Obtaining RDF graph from HTML using ontology

jaxvy
2010-02-25
2013-05-13
  • jaxvy
    jaxvy
    2010-02-25

    Hi,

    I am new to Aperture and while I was reading the wiki on the rdf usage I learned that to extract metadata from a given HTML page aperture uses the NIE ontology framework. Therefore I was wondering if aperture provides the necessary set of API components to use a different ontology (of course in the same format/structure as NIE) to extract different metadata from  a given HTML page. My aim is to extract rdf triples from a given web page according to a given ontology. Any help is appreciated. Thanks.

     
  • Soh Guan Hoe
    Soh Guan Hoe
    2010-02-26

    Hi I cannot find the button to create a new topic so borrow your thread to tag on. I am also looking for the Javadoc for org.ontoware.*

    I also cannot find the source code for those org.ontoware.* Java classes. So does that mean this package is closed source ?

    Thanks.

     
  • Antoni Mylka
    Antoni Mylka
    2010-02-26

    1. Sorry, there is no way to customize which ontology is used. What you can do is extract the triples to an in-memory model, and later convert them to your ontology.
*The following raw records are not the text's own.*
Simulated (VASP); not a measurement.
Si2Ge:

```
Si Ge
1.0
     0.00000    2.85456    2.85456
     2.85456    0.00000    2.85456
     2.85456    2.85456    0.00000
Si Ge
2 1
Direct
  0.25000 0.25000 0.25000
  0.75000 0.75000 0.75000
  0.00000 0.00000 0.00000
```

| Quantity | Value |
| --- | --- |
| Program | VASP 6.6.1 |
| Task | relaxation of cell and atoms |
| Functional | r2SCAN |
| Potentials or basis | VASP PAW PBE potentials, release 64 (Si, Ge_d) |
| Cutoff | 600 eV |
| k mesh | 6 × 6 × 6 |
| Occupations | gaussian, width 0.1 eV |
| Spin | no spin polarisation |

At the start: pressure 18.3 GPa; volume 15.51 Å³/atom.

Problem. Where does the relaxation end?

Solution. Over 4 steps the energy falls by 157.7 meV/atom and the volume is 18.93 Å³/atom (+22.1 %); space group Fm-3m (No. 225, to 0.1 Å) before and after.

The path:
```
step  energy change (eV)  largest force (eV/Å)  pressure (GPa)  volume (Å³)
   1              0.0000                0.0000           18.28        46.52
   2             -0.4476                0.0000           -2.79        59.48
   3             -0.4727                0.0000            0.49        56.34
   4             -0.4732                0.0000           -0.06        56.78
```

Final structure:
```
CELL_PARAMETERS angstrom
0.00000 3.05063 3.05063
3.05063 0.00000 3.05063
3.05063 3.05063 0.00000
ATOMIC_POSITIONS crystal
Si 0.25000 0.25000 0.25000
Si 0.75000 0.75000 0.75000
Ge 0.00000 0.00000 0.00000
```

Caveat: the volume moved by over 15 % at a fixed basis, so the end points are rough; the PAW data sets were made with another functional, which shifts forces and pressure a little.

    If I had to do it quickly, I would hack a little piece of code that would create two hashmaps, in one hashmap, the keys would be NIE properties, and the values would be properties from your ontology. Then I would do something like

    for (URI key : map.keySet()) {
        ClosableIterator<? extends Statement> it = model.findStatements(Variable.ANY, key, Variable.ANY);
        while (it.hasNext()) {
            Statement st = it.next();
            resultModel.addStatement(st.getSubject(), map.get(key), model.getObject());
       }
    }

    … and another similar loop for classes. It would look for (?x, rdf:type, nie:WhateverClass) and insert (?x, rdf:type, youront:YourClass) into the target model.

    Such an approach is hacky, but it would probably work. Obviously the code example above is pseudocode and will require some cleanup before the compiler can accept it, but you should get the idea.

     
  • Soh Guan Hoe
    Soh Guan Hoe
    2010-03-02

    Hi thanks a lot for the Javadoc URL. I was wondering if Aperture has any intention to move from Sourceforge to Apache instead. Usually when one look for Open Source solution, Apache is one of the must visit website. Also I believe your project can maybe merge with Tika to deliver a truly Open Source Crawler and Extraction framework.

    So instead of building a good index and search for which Apache Lucene is doing a very good job already, Aperture can maybe have it's own top-level project in Apache with Tika developers contributing in.

    All in all, I am very satisfied with Aperture. I do hope the XML filetype detection feature is ready though as nowadays XML content are everywhere. This may already be available in Tika though I have yet to try out.